Your flight is booked. Your sunblock is packed. You’ve found a place to rent snorkeling gear on Oahu. Once you arrive, you are ready to go snorkeling…or so you think.
Snorkeling can be a lot of fun, especially in Hawaii where the waters are crystal-clear, the weather is consistently beautiful, and the ocean boasts an abundance of tropical fish and other underwater creatures.
But if you’re a first timer or your only snorkeling experience was with the toy mask you used as a kid in the backyard pool, there are a few things you should know before you go.
It’s true, snorkeling is an easy sport, but it can be boring, uncomfortable, and even dangerous if you don’t know what you’re doing. Here’s a list of the best tips to ensure a safe, enjoyable, and exciting Hawaiian snorkel experience.
Tips For Snorkeling in Hawaii:
Protect Your Skin
Well, you actually made a good call when you packed the sunblock. After all, you are in Hawaii, and if you’re snorkeling correctly, you’re going to be face-down in the water (I hope you knew this part already), leaving your back exposed to the sun’s rays.
So DON’T FORGET to apply a good amount of sunblock before you go, and continue to reapply throughout the day. You may think at the time that it’s a good idea to try to soak up the sun while you’re out in the water, but you’ll be feeling differently when you’re the color of a lobster and in too much pain to enjoy your vacation in Hawaii.

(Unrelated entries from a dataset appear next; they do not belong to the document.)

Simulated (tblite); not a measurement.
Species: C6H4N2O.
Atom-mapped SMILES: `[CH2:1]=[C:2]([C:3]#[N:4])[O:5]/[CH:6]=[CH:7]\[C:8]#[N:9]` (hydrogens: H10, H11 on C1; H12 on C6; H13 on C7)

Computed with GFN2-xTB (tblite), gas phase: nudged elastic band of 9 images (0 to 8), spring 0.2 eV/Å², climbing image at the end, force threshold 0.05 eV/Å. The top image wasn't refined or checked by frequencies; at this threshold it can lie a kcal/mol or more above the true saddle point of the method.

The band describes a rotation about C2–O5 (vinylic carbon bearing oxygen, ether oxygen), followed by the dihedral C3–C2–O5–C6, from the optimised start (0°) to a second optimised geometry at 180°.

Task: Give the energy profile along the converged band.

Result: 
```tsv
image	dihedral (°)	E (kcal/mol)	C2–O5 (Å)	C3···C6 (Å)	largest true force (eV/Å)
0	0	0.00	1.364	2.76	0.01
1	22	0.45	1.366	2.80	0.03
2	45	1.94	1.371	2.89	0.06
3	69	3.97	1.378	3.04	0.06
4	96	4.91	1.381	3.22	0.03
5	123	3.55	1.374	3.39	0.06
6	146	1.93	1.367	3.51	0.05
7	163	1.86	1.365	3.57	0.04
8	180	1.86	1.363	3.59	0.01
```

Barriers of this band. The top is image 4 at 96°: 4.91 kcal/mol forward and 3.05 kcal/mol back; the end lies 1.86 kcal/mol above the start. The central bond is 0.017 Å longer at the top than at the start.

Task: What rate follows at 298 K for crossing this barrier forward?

Plan Ahead for Your Snorkel Gear
Bring your own snorkel gear if you can. If not, spend a little bit more money to get quality gear and to rent a dry snorkel. A dry snorkel has a valve on top that seals shut when the snorkel goes under water (not where it’s supposed to be).
Additionally, a special valve at the bottom of the snorkel makes it easier to blow out of the tube. You also want to make sure you take the time to find both a mask and fins that fit correctly. Fins (if they fit right) save you a ton of energy in the water, and if your mask doesn’t keep out water, well you might as well not have one.
Try It Out!
Buy or rent your gear before you head out to snorkel. This way, you can take the time to make sure it fits correctly AND you can try it out. Practice putting on the gear and see what it feels like in a swimming pool or shallow, sandy beach.
Try floating in the water. If you’re not a particularly strong swimmer, it is really your best option to get a flotation device, like an inflatable snorkeler’s vest or a water noodle. All the (smart) beginner snorkelers—and any snorkeler on a tour— will have a flotation device, so don’t feel self-conscious.
Float, Float, Float
Snorkeling, done correctly, involves much more floating than swimming. When you are swimming, swim slowly. Exhaustion is a common problem for first-time snorkelers that head out of the shallow areas.
Stay calm and relaxed…you can only move at a speed that allows you to breathe easily through your snorkel. Your fins will make it easier to float, and if you follow the advice in the previous step and get some inflatable assistance, you won’t have any trouble at all.
Pay Attention to the Ocean’s Motion
Remember, the ocean moves. And it will take you wherever it wants to. Many beaches are very calm and great for snorkeling in Oahu, but the ocean is always unpredictable, so pay attention.
Know where you are and understand how the ocean moves (waves, surges, currents). Never turn your back to the ocean so you can see what’s coming your way.
It’s All About Location
All that being said, pick a good location for your first snorkel adventure. A beach is usually a better place to start than a boat because you can slowly make your way into deeper waters as you get familiar with the sport.
You want a spot where the water is calm but “alive,” meaning there are few or no waves but plenty of fish and coral. Do some research to find the beaches that have the most exciting underwater life, and go in the morning when the water is the most calm.
Never Go Snorkeling Alone
It’s simple, but this last step is also the most important. There’s always safety in numbers and particularly in the unpredictable ocean. So if you’re not with a group or on a beach with a large amount of people, bring a buddy to watch your back when you’re making friends with the fish.